Struct alignment conflict between different compilers?

From: Olaf Titz (olaf@bigred.inka.de)
Date: Wed Mar 15 2000 - 08:30:48 EST


I'm tracking down a weird problem where CIPE leads the kernel to emit
corrupted Ethernet packets. Unfortunately tcpdump doesn't display
what's really on the wire in a completely raw format, but it looks
like some buffer or pointer has been shifted by 2 bytes: instead of

dddd dddd dddd ssss ssss ssss elel 4500 ilil idid fofo ....
--------------Eth----------------- --IP-----------------

the card seem to actually send
???? ???? ???? ssss ssss elel ???? ilil idid fofo ....

This happens only with data packets sent by the CIPE output routine,
which assembles an IP packet in an skbuff and hands them to ip_send()
just like the standard tunnel drivers do. Control packets (sent via
UDP sendmsg()) are unaffected.

I don't really understand how the data path finally gets to the card
driver, however it looks like somewhere in this process something
confuses the magical numbers "14 bytes" and "16 bytes" which are both
used in determining the hardware headers.

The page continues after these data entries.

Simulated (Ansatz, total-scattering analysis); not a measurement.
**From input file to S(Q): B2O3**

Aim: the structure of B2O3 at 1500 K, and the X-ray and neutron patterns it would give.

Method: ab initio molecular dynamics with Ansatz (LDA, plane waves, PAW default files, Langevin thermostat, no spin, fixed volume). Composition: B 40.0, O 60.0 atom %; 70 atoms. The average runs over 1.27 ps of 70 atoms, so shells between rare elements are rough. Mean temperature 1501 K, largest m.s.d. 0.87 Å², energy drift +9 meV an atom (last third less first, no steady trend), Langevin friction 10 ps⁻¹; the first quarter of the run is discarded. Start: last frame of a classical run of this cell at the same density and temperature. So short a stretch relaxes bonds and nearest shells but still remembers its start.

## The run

It also looks like this happens not always, but it could depend on
whether the hardware header cache(?) is involved.

This has never happened to me before. Now it happens with all kernels
2.2.12 through .15pre7, and with both known solid (except for a
routing cache leak) CIPE 1.3.0 and my latest development version.

The only suspicious point left is the compilation environment: the
kernel was compiled with gcc 2.95.2 on a K6 box for 486 target and the
CIPE module was compiled later on the same box with gcc 2.7.2.3, and
in addition the CIPE compilation flags by default miss both "-m486"
and "-DCPU=486". Could there by any chance be a structure alignment
conflict?

I'll try again to compile everything with the same compiler and
options if possible. What's really needed is a method to get _all_
compiler flags for compiling external modules identical to the kernel.
The bttv 0.7 method:
DIR=`pwd`; (cd $(KERNEL_LOCATION); $(MAKE) SUBDIRS=$$DIR modules)
does not completely work either because (a) it leaves stuff in the
kernel build and include directories and (b) it does not allow to
specify flags like -I/usr/local/include which would override the
kernel include path (this is needed for bttv with an externally
compiled i2c module - hopefully at least _this_ mess gets sorted out
with 2.4.)

Olaf

PS. Standard rant here: the whole mess had not been necessary if the
glibc folks didn't always break everything with every new release.
Right now it is impossible to compile for libc 6.0 on a libc 6.1
system, which is the reason I had to use a different compiler (which
compiles for libc 5; at least that still works). If only those people
would realize that it is not always possible to upgrade an entire site
of different machines at once and the need of co-existence of
different version is a fact of life.